Jeddah: Despite the global environment of lower oil prices, the Kingdom of Saudi Arabia maintains its counter-cyclical economic policy in the 2015 fiscal budget, according to a report by Jadwa Investment.
“It continues to highlight the government’s intention to stimulate the economy. We estimate that the allocation to investment spending remains elevated at SR278 billion which will support healthy economic growth and provide encouragement and opportunities for the private sector at a time of global and regional uncertainty,” Dr. Fahad Al-Turki, Chief Economist and Head of Research, Jadwa Investment, said.

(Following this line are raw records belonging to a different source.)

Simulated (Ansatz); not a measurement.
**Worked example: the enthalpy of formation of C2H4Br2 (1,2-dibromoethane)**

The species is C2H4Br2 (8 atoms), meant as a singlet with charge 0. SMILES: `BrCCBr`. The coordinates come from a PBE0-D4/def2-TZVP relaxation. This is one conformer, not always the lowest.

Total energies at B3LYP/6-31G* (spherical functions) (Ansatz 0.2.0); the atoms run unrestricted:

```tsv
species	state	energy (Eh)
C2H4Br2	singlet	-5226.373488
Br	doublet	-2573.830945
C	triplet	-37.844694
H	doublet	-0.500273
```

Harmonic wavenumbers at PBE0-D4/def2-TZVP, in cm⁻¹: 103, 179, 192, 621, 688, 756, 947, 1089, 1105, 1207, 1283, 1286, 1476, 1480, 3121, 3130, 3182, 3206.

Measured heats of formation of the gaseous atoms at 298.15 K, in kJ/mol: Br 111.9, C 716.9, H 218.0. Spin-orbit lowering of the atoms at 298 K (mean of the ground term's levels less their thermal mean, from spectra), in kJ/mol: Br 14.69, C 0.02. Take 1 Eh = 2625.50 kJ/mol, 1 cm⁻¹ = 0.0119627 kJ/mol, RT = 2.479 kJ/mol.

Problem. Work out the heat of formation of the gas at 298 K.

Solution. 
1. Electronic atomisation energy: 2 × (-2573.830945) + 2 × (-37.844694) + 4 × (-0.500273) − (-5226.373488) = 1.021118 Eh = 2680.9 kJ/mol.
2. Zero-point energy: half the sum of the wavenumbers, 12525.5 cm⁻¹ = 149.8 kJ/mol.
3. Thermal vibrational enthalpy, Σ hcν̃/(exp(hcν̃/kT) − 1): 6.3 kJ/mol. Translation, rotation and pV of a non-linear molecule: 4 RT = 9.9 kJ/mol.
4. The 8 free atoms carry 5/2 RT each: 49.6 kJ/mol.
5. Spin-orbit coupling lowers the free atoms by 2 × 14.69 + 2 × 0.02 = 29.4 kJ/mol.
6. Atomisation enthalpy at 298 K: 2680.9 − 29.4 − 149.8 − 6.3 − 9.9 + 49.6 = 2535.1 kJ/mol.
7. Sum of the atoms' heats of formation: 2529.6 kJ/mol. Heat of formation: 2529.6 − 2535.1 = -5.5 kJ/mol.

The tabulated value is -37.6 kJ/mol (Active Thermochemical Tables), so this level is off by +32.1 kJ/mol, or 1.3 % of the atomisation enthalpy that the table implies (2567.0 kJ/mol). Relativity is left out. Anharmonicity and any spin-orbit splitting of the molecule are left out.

The government’s budget for the 2015 fiscal year (31 December 2014 to 30 December 2015) was endorsed by the Council of Ministers on December 25. It was another expansionary budget with spending maintained at a very high level which will play a vital role in supporting the economy. The highlights are:
“For the first time since 2011, a fiscal deficit is projected, based on revenues of SR715 billion and expenditures of SR860 billion. Education and healthcare remain the focus of government spending, accounting for 43.8 percent of total spending. The deficit will be financed comfortably using Saudi Arabian Monetary Agency’s huge stock of net foreign assets, which totaled $736 billion at the end of November. Domestic debt was cut to a long-term low of SR44.2 billion in 2014, equivalent to only 1.6 percent of GDP.
“The budgetary performance in 2014 came up at the very low end of our expectations with a deficit of SR54 billion despite comfortable year-to-date level in both oil prices ($99.5 per barrel for Brent) and oil exports (7.1 million barrel per day). This first fiscal deficit since 2009 was mainly due to both falling revenues and rising expenditures. Total revenues slipped by over 9 percent compared to the previous year, yet remained above the SR1 trillion marks for the fourth year in a row. The growth in the fiscal expenditures, at 12.7 percent, was the highest in the last three years, exceeding the SR1 trillion marks for the first time.
“Preliminary economic data shows that 2014 was a healthy year for the economy with real GDP growth of 3.59 percent. Non-oil private sector maintained strong growth, at 5.7 percent year-on-year, with growth of construction, non-oil manufacturing, transport and communications sectors above 5 percent year-on-year. Elevated oil export revenues maintained a double digit current account surplus at 14.1 percent of GDP or $106.4 billion.
“We estimate a price of $56 per barrel for Saudi export crude (around $60 per barrel for Brent) and production of 9.6 million barrels per day are consistent with the revenue projections contained in the budget. We expect both revenues and expenditures in 2015 to be above the budgeted level and forecast a budget deficit of SR157.4 billion (6 percent of GDP) based on oil price of $79 per barrel for Brent.”